This project implements an end-to-end Machine Learning pipeline to predict the selling price of used cars. The target variable is price, a continuous numerical value in GBP, making this a regression task. The primary goal is to accurately model the non-linear depreciation of vehicles and the complex dynamics of the used car market.
Thorough exploratory data analysis and processing were conducted to prepare the data for machine learning:
-
Handling Skewness: The car prices and mileage displayed heavy positive right-skewness. A log transformation (
np.log1p) was applied to the target variable to compress the scale and allow the models to focus on percentage errors rather than absolute differences. -
Feature Engineering: A
vehicle_agefeature was derived from the registration year to create a more intuitive, ratio-scale metric for vehicle depreciation. Erroneous registration years (e.g., years < 1900 or > 2025) were dropped to prevent the model from learning irrational rules from corrupted data entries. -
Imputation: Missing continuous values (like mileage) were filled using the median due to skewness, while missing categorical features utilized the mode.
-
Categorical Encoding: A hybrid encoding strategy was used to handle varying cardinality. Low-cardinality features utilized One-Hot Encoding. High-cardinality features (like
standard_model) utilized Target Encoding (mean encoding) to prevent the "curse of dimensionality" and maintain a compact feature space. -
Scaling: Standard Scaling (Z-score normalization) was applied to continuous numerical features (mileage, vehicle_age) to ensure algorithms relying on Euclidean distances (like kNN) performed optimally.
-
Data Splitting: The dataset was split 80/20 into training and test sets using a fixed random seed. All preprocessing was fitted on the training set only and then applied to the test set to prevent data leakage and ensure realistic evaluation.
All data processing steps were encapsulated within Scikit-Learn Pipeline objects to strictly prevent data leakage. Four different regression models were built, trained, and optimized using GridSearchCV with k-Fold Cross-Validation:
- Linear Regression: Served as a simple baseline model to judge whether more complex models add value.
- K-Nearest Neighbours (kNN): A non-parametric model tuned for the optimal number of neighbors (k=7) and uniform weight functions.
- Decision Tree Regressor: Captured non-linear patterns, optimized with a maximum depth of 15 and a
min_samples_leafof 4 to prevent overfitting. - Random Forest Regressor: An ensemble method used to reduce the high variance of individual decision trees and improve generalization. The best parameters were a maximum depth of 20, minimum samples split of 5, and 100 estimators.
The models were evaluated on the unseen test set using R-Squared (R²), Root Mean Squared Error (RMSE), Mean Absolute Error (MAE), and Mean Absolute Percentage Error (MAPE).

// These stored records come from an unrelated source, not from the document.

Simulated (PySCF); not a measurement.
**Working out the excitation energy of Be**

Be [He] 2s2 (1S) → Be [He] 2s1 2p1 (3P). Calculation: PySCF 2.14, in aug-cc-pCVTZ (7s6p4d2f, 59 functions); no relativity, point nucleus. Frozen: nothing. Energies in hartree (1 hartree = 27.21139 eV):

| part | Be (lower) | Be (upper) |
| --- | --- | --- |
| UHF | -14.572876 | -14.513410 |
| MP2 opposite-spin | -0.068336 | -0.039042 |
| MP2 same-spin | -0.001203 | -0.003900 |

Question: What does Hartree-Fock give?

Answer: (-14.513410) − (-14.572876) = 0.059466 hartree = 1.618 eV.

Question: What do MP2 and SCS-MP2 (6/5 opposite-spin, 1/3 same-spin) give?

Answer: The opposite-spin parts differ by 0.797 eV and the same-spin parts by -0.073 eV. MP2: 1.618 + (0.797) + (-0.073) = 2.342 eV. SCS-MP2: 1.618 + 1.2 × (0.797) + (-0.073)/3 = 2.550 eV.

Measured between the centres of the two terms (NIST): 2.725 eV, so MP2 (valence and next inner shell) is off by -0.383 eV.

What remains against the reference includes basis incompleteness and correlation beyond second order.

| Model | R-Squared (R²) | RMSE (£) | MAE (£) | MAPE (%) |
|---|---|---|---|---|
| Random Forest | 0.8997 | 3780.01 | 1963.86 | 15.58% |
| Decision Tree | 0.8541 | 4558.10 | 2259.61 | 17.07% |
| k-Nearest Neighbours | 0.8198 | 5064.08 | 2884.28 | 23.19% |
| Linear Regression | 0.7711 | 5705.80 | 3450.48 | 35.47% |
Key Findings:
- The Random Forest Regressor is unequivocally the best-performing model, capable of explaining 90% of the price variability.
- The model's MAPE indicates that, on average, the automated prediction is within 15.58% of the actual list price, which is highly accurate for the unpredictable used car market.
- Residual analysis demonstrated that the ensemble Random Forest approach successfully smoothed out individual tree errors and maintained consistent accuracy across different segments of the market.
Analysis of the Random Forest model identified the top three drivers of car prices:
- Vehicle Age (Year of Registration): The dominant predictor that establishes the baseline value tier for a vehicle.
- Mileage: The primary depreciation factor that modifies the baseline value set by the car's age.
- Standard Model: The specific brand and model type, which is critical for distinguishing between market segments (e.g., Luxury vs. Economy).